Database Modeling: Relational vs. Transformational
Map meets territory in the definitive guide to relational and transformational modeling. How to use each and get the most out of both.
I image-googled “modeling” and this is what came up. While it has absolutely nothing to do with databases, it accomplishes two important things: it grabs attention (thanks for clicking) and illustrates that modeling is indeed a broad concept. You may have heard it in varying contexts: relational, dimensional, data, logical, physical, transformational, maybe even hand?
Do not be alarmed. While there are indeed many modeling-s, they tend to fall into two principal categories related to common BI workflows. This article will demystify what they are, where they are used, and most importantly, how to combine them to unlock their full potential.
Although the word is often thrown around without a qualifier, modeling usually refers to two related, though seldom overlapping, activities: relational modeling and transformational modeling. Relational modeling defines how data can be stored, organized, and manipulated, and Transformational modeling is the manipulation that follows (a.k.a. the “T” in “ELT”, or simply, data analytics.)
In Business Intelligence (BI), particularly in data warehousing, we often find ourselves upstream of original source data — constructing analyses or building new data models on top of existing tables. For many analysts, this type of transformational modeling may be the only kind they engage in.
However, this does not mean that relational modeling is unimportant. It means that in most cases, someone has already done it for us. First, let’s make sure we understand relational modeling and how to leverage it to make transformational modeling easier.
The previous article (The Lost Art of Dimensional Modeling) broke down how to plan and build a data warehouse, dimension by dimension. Relational modeling takes that one step further, providing a declarative method to describe both data and structure in a relational database.
Relational modeling is mainly concerned with the structure of data and its internal relationships — not the data itself. That is to say, it explicitly defines database objects but only describes data at a meta-level. It’s the DDL side of SQL, concentrating mainly on the CREATE statement and column specifications.
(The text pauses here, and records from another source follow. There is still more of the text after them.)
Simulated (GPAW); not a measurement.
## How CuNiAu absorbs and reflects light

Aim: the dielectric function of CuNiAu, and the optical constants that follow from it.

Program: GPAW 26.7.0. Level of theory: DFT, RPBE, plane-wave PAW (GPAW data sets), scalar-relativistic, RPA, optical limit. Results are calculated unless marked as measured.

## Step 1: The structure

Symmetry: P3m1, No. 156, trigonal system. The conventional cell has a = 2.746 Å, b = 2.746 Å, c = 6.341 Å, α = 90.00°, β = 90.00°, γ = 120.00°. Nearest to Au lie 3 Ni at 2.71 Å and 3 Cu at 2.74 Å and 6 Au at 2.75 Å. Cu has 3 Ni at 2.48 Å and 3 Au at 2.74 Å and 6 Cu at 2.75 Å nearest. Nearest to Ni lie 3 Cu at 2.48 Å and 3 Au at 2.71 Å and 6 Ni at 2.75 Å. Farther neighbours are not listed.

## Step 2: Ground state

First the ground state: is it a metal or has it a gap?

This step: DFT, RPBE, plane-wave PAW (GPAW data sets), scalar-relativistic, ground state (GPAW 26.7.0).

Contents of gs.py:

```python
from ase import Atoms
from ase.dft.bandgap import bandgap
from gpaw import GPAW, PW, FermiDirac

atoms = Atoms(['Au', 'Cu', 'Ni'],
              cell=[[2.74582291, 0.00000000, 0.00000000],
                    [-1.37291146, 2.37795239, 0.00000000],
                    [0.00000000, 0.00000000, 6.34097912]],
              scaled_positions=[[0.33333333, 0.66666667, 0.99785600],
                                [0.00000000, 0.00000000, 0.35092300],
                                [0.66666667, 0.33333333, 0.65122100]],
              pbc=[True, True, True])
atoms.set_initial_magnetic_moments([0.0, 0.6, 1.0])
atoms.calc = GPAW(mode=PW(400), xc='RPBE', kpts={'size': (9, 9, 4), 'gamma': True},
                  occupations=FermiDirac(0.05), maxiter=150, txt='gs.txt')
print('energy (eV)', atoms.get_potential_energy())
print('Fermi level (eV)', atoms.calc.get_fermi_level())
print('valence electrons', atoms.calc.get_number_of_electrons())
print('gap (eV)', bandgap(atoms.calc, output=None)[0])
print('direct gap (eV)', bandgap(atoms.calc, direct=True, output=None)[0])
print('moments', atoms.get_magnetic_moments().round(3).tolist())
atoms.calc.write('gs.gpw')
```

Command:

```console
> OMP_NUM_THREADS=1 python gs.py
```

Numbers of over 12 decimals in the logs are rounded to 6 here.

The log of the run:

Ok, but why use relational modeling?
Because humans can’t natively read data or DDL (if we could, “data literacy” wouldn’t be a thing.) Humans can, however, understand entities (e.g., store, employee, sale) and associations (e.g., “employees at a store” or “sales by employee.”)
Although we tend to think in terms of tables when working with SQL, rarely do we try to envision multiple rows at a time — that will come later. The first question is always, “what does a single row of a given table represent, and how can I tie it to other tables?” The technical term for this is a tuple, and tuples are grouped into relations, or, simply, tables.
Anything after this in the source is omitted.